The world of technology is again butting heads with legislators all over the country. New app ride-sharing services such as Uber and Lyft have been mired in litigation since their inception.
Recently, insurance coverage has been one of the key points of contention between the technology companies, insurance companies and legislators.
At issue is whose insurance policy applies when an Uber or Lyft driver gets into an accident. Currently, if a driver is involved in an accident and a passenger is in the car, the insurance policies provided by Uber and Lyft will apply.
If the driver is involved in an accident and there is no passenger in the car and the app is not on, then the personal insurance policy will apply.
BUT if the driver is involved in an accident, the app is on, and there is no passenger in the car, neither policy will apply. Uber and Lyft insurance policieis only apply when passengers are in the vehicle. And most personal insurance policies would argue that the app an activated app means the driver was engaged in commercial activity which is not covered by personal insurance policies.
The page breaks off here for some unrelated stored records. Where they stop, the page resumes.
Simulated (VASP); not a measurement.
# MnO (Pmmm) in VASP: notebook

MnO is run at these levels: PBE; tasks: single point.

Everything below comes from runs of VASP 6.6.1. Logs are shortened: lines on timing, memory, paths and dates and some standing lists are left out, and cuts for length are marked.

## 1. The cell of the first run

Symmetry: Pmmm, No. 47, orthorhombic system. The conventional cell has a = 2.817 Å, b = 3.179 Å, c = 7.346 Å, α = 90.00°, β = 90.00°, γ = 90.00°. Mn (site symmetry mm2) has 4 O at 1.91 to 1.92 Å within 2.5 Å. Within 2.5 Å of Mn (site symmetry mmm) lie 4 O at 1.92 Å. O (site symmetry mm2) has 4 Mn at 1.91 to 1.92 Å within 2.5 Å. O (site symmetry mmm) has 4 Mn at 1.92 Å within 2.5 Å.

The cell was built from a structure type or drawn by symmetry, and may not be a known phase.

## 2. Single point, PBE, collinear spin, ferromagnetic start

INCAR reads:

The time period during which neither the Uber/Lyft insurance policies nor the personal insurance policies cover drivers is being called gap-coverage.
California is the first state to regulate gap-coverage with a new law.
Uber & Lyft Craft Proposed Legislation
In the face of rampant opposition, Uber and Lyft have been quietly cobbling together proposed legislation that provides for insurance coverage that addresses gap-coverage issues.
Backed by several large insurance companies and insurance trade groups, the proposed legislation seeks to mirror a new California law that will go into effect in July 2015.
The new law in California will require insurance companies to develop new insurance coverage policies specifically targeting ride-service providers such as those who work for Uber and Lyft.
These so-called “hybrid personal-commercial” auto insurance policies will allow drivers to have coverage during these time periods that drivers are driving with the app on but are not carrying passengers.
The law, AB2293, sets out minimum insurance coverage rates. At Lewis & Keller, we are excited that the residents of our state have increasing transportation options.
At the same time, we believe that legislators, insurance companies and technology companies have an obligation to work together to produce the kinds of policies that keep everyone safe.